Separating the pieces from the whole
At its most basic level, a software "module" consists of an interface and one or more implementations of the interface. The interface defines the relationship of that class with the outside world.
Outside of software, modularization is very common. One great example is that of shipping. The introduction in the 1950s of the intermodal shipping container had a significant impact in the cost of shipping things around the world. The container is a standard size with a standard design that is stacked in a standard way. This meant that ships, trains, and lorries could be designed to accommodate a standard sized container without caring what went inside – dealing primarily with just the external interface of the container. This significantly cut the time involved in loading and unloading ships enabling them to be used more efficiently. What went inside the container and how the contents was configured was the responsibility of the people who filled them.
Within IT there are also excellent examples of hardware modularity. To upgrade the graphics card in your computer, you consider your motherboard’s interface (for example, PCI Express) and your monitor’s input (VGA or DVI), and then choose a card that supports both of those interfaces. The monitor and motherboard do not place constraints on the card like the chipset it uses to provide the support; it is only the interface it is connected to that’s important. A graphics card manufacturer can then safely design how the card works, or change the way it works, and concentrate their efforts on building a high quality graphics card without worrying about what lies on the other side of the interface.
In software, though, things are not often designed in that way, mainly because good modularity is difficult to achieve.
Let’s start by laying out some of the key considerations for good modularity. The reason these characteristics are important is because they contribute to making code more independent, flexible, and resilient:
- Contract: What is the contract between this component and its clients? How do they access it, what behaviour can they expect, and so on. It is common in software for developers to write code that depends on some undocumented behaviour of a function, such as expecting an undocumented side effect to occur.
- Visibility: Any module is likely to have a large number of useful internal classes, methods, and utilities that exist to provide the module interface (or contract) but that are not considered by the module to be external. Often when using a vendor-provided module, it can be difficult to tell what is internal and what is external. The result is that if an internal module is used, the first time the client finds out is when either a compile failure occurs -- or when a run time failure occurs because the method signature changed.

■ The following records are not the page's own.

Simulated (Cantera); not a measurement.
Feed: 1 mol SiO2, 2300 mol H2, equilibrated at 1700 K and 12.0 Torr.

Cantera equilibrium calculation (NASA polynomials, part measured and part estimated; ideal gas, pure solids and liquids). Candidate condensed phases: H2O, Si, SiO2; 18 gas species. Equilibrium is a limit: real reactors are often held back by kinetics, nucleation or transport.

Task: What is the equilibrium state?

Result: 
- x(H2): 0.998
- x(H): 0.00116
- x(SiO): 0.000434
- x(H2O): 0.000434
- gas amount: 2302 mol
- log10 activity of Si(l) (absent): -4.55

- Co-existence: Any system can consist of a set of modules where each module has dependencies on other modules. These modules need to be able to run together without causing problems for each other. As a simple example of this, the JDK contains two List classes; the first is part of AWT (Abstract Window Toolkit) and the second is part of the Java Collections API. These do not interfere with each other because they are in different packages. Although packages do go to some lengths to permit co-existence, it is still possible for an occasional problem to occur, the biggest one being versioning of classes.
- Replaceability: Having defined a contract or interface, you need to be able to replace the module without breaking the system. Think back to the earlier graphics card example: it is possible for you to replace (or upgrade) your graphics card without having to worry about breaking your entire system.
Applying modularity considerations
To validate that the modularity considerations above are reasonable, let’s apply them to the shipping container example and see how they hold up:
- Contract: A container is a standard size and has feet that can slot into a hole on the roof of another container. This enables containers to be stacked one on top of another. Ships, lorries, cranes, and trains built to accommodate these standards can accept containers without knowing who built the container or what is inside.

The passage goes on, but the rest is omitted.